While on vacation this past summer, we spent a couple of those days in the Lancaster, Pennsylvania area. I like to gawk at churches, looking at their property, and reading their signs. One church’s sign really caught my eye, and I found its message a bit baffling. The message said:
We love because He first loved us.
At first reading, you may say, “What’s wrong with that?!?” Let’s consider the passage as it’s recorded in Scripture.
“We love him, because he first loved us.” (1 John 4:19)
There was ample room on the sign for the word “him.” They chose to remove it, thus succumbing to the pop theology climate of our churches which would applaud such a statement. However, this omission of him creates an errant theology.

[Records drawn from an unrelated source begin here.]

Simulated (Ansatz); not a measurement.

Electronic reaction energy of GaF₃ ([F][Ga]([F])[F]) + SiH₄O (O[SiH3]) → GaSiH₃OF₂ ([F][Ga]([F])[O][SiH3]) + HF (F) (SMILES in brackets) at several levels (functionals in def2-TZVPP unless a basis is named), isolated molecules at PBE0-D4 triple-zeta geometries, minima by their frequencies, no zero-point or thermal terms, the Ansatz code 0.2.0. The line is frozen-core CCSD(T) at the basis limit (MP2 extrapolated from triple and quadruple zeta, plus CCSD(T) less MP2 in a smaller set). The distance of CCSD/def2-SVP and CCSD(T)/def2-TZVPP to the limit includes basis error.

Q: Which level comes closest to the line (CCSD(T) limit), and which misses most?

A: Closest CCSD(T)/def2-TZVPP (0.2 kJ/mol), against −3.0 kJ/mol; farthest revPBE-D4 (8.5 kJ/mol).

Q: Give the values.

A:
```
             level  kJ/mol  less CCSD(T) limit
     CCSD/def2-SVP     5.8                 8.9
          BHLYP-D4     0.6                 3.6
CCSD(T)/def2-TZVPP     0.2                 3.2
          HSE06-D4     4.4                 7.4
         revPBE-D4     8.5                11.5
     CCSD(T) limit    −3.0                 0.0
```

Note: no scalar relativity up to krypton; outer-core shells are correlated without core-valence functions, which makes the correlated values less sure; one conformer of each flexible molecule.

The ecumenical, liberal push in churches today insists that we must love everyone. The definition of love is to accept, welcome, and embrace everyone into the folds of God and His church. While it is true that we are to love everyone – Biblically agape love them – we are not to be accepting or welcoming of their sin. We are not to be tolerant of its inclusion and acceptance into our church.
1 John 4:19 is NOT talking about loving others. The focus is on our love for God. We love GOD because He first loved us and showed us what love is all about. When we love God the way we should, we cherish Him and His Word above all else. This love tends to cause separation and division in our lives, especially in our families.
Jesus said in Matthew 10:34-39, “Think not that I am come to send peace on earth: I came not to send peace, but a sword. (35) For I am come to set a man at variance against his father, and the daughter against her mother, and the daughter in law against her mother in law. (36) And a man’s foes shall be they of his own household. (37) He that loveth father or mother more than me is not worthy of me: and he that loveth son or daughter more than me is not worthy of me. (38) And he that taketh not his cross, and followeth after me, is not worthy of me. (39) He that findeth his life shall lose it: and he that loseth his life for my sake shall find it.” These are the results that come from loving God supremely.
The sign also ignores something. We cannot love God — or others for that matter — until the love of God has been shed abroad in our hearts. Romans 5:5 says, “And hope maketh not ashamed; because the love of God is shed abroad in our hearts by the Holy Ghost which is given unto us.” At salvation, we are given the Holy Spirit of God and the fruit of the Spirit. This love that I am to have for the Lord has been given to me at salvation and without salvation, I don’t have that love. It’s impossible for me to really love anyone, God included.
My Biblical love for others stems from my Biblical love for God. It all starts there. The rest of 1 John bears this out. “If a man say, I love God, and hateth his brother, he is a liar: for he that loveth not his brother whom he hath seen, how can he love God whom he hath not seen? (21) And this commandment have we from him, That he who loveth God love his brother also.” (1 John 4:20-21) The proof that I really love God and that the love of God is in my heart is seen in how I treat my brother.
Maybe you think it’s not that big of a deal and it’s reading something into the sign that wasn’t intended. All I know is that misquoting the verse of Scripture changed the meaning of the verse and misdirects the priority of our love.
1 Peter 1:8 tells us about Jesus, “Whom having not seen, ye love; in whom, though now ye see him not, yet believing, ye rejoice with joy unspeakable and full of glory.”